How Copyright Law Applies to Data and Scientific Papers

by | May 9, 2019 | Intellectual Property, Media, Multimedia

Copyright law does not protect ideas, procedures, processes, systems or methods of operation. So, how does this apply to data and scientific papers?

Using someone’s published paper or table describing data and results may be copyright infringement. Many have the misconception that if they use the paper or data solely for research and provide attribution, that is fair use and not infringement. This is simply incorrect.

This short, animated clip, illustrates an example of this point. One cannot take charts from published reports and incorporate them into your own materials. Doing so in a commercial setting is not considered fair use. Fair use is not a right to use, but rather a defense to a charge of infringement. There are four factors that are generally used to determine fair use, including whether the use is commercial in nature or for nonprofit educational purposes, the nature of the copyrighted work, the amount and substantiality of the portion of the work in relation to the copyrighted work and the effect of the use on the market for the copyrighted work.

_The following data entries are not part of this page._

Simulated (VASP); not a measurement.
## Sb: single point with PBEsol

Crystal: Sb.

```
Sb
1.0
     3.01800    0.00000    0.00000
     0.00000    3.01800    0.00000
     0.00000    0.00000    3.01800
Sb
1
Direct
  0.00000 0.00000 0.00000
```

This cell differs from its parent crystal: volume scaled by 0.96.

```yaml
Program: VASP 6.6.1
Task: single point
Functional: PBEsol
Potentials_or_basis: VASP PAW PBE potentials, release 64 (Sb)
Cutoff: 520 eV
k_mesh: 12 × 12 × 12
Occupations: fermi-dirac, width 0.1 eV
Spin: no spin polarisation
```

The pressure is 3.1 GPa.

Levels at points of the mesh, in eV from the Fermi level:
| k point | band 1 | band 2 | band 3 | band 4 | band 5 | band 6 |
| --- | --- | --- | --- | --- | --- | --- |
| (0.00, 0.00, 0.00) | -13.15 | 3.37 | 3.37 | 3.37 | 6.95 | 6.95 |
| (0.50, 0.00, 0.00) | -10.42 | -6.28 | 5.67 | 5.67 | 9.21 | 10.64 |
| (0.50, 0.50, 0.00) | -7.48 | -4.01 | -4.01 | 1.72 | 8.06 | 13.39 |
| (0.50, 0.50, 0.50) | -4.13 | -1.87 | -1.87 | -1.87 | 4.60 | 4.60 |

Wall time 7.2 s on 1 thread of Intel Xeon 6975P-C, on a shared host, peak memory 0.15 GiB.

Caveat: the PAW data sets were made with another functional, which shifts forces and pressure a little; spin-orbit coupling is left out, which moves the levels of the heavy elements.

What to Know About Copyright

A copyright is a form of protection provided to authors of original works fixed in a tangible medium. There are many types of works that can be protected, including scientific papers, technical drawings and designs of structures. Also eligible for protection are derivative works and compilations. Derivative works are works substantially based on one or more pre-existing copyrighted works, while compilations are collections or assemblies of pre-existing data or materials that are selected, coordinated and arranged. To use the underlying work and avoid infringement when preparing a derivative work or compilation, you must first gain permission.

Rights of the Copyright Owner

The copyright owner has several main rights. These include the right to reproduce the copyrighted work, the right to prepare derivative works, distribute the works, perform the work publicly and to display the work. Without permission of the copyright owner, using a copyrighted work may result in a finding of infringement.

So, before using someone’s publication, whether in whole or in part, consider whether the work is copyrighted and whether you have the rights or permission to use the work. Without such rights or permission, you may be liable for copyright infringement.

For more information about our Intellectual Property practice or if you have any questions about your company’s IP, contact Helen Odar Wolstoncroft, Esq. via email how@saxtonstump.com at or call 717.556.1042.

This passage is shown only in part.